Description
“Entertaining . . . outsized . . . The World of Tomorrow views its teeming cast of characters as though from the observation deck of one of the city skyscrapers that seem to ‘burst from the pages of a comic book.’ . . . Reveling in bold twists and fantastic coincidences, Mathews’s big, expressive debut inhabits a world that’s neither of the past nor the future but wholly of the imagination.”―Sam Sacks, Wall Street Journal
“This Doctorow-esque debut novel shimmers with the swing and swank of 1939 New York . . . Mathews’s urban epic is as rich and raucous as the city it celebrates.”―O., The Oprah Magazine
“Mathews has a big, rambunctious talent . . . He is a wonderful scene-setter, whether he’s describing the streets of Manhattan in the wee hours or conjuring the glories of then brand-new Rockefeller Center . . . The gusto of his prose and vividness of his characters keeps the novel gyrating with zany energy . . . An exuberant debut novel.”―Michael Upchurch, Chicago Tribune
“The World of Tomorrow is that rarest of historical novels, a book that catches a moment in a jar, holds it aloft, and displays it for what it really is: Somebody else’s day before tomorrow, the instant right before the future comes . . . Mathews’s entire novel takes place over the course of one week in June of that year, culminating at the World’s Fair itself, in a fast-paced finale worthy of a Scorcese long-take. And I love this about the book. I love the bright-eyed joy of it. The meticulous attention to detail that actually serves the plot . . . And I like that Mathews made this big book so intimate . . . One of the strengths of his story is the way it sprawls and loops. It finds odd little corners of time and place and character to get into and, in those corners, it finds both a balancing seriousness and a wideness of vision.”―Jason Sheehan, NPR
“As rich and raucous as the city it celebrates.” —O., The Oprah Magazine
“Admirably fearless . . . Mathews has talent in buckets.” —New York Times Book Review
One of Entertainment Weekly’s 20 Must-Read Books of the Fall
One of the New York Post‘s 15 Books You Won’t Be Able to Put Down This Fall
A New York Times Book Review Editors’ Choice
An amNewYork Subway Book Club pick
Four starred reviews from Publishers Weekly, Kirkus Reviews, Booklist, and Library Journal
A Publishers Weekly Writer to Watch
One whirlwind week of love, blackmail, and betrayal in teeming prewar New York
June 1939. Francis Dempsey and his shell-shocked brother, Michael, are on an ocean liner from Ireland bound for their brother Martin’s home in New York City, having stolen a small fortune from the IRA. During the week that follows, the lives of these three brothers collide spectacularly with big-band jazz musicians, a talented but fragile heiress, a Jewish street photographer facing a return to Nazi-occupied Prague, a vengeful mob boss, and the ghosts of their own family’s revolutionary past.
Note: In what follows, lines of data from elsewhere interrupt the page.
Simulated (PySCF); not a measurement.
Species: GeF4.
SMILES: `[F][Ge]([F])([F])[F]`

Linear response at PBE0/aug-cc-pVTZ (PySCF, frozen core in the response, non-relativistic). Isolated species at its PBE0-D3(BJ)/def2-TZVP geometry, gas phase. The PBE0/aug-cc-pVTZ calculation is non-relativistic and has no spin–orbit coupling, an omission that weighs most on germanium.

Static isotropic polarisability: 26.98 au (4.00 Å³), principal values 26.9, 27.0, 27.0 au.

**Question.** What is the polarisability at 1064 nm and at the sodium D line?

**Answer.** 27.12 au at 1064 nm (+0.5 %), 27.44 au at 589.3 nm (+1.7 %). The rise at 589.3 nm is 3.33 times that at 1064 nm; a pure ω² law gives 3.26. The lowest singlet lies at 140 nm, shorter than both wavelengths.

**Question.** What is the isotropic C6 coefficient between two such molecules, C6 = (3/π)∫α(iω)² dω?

When Tom Cronin, an erstwhile assassin forced into one last job, tracks the brothers down, their lives begin to fracture. Francis must surrender to blackmail or have his family suffer fatal consequences. Michael, lost and wandering alone, turns to Lilly Bloch, a heartsick artist, to recover his decimated memory. And Martin and his wife, Rosemary, try to salvage their marriage and, ultimately, the lives of the other Dempseys. Meanwhile, with the Depression receding, all of New York is suffused with an electric feeling of hope, caught up in the fervor of the World’s Fair and eager for good times after a decade of deprivation.
From the smoky jazz joints of Harlem to the opulent Plaza Hotel, from the garrets of vagabonds and artists in the Bowery to the backroom warrens and shadowy warehouses of mobsters in Hell’s Kitchen, Brendan Mathews brings the prewar metropolis to vivid, pulsing life. The sweeping, intricate, and ambitious storytelling throughout this remarkable debut reveals an America that blithely hoped it could avoid another catastrophic war and focus instead on the promise of the World’s Fair: a peaceful, prosperous “World of Tomorrow.”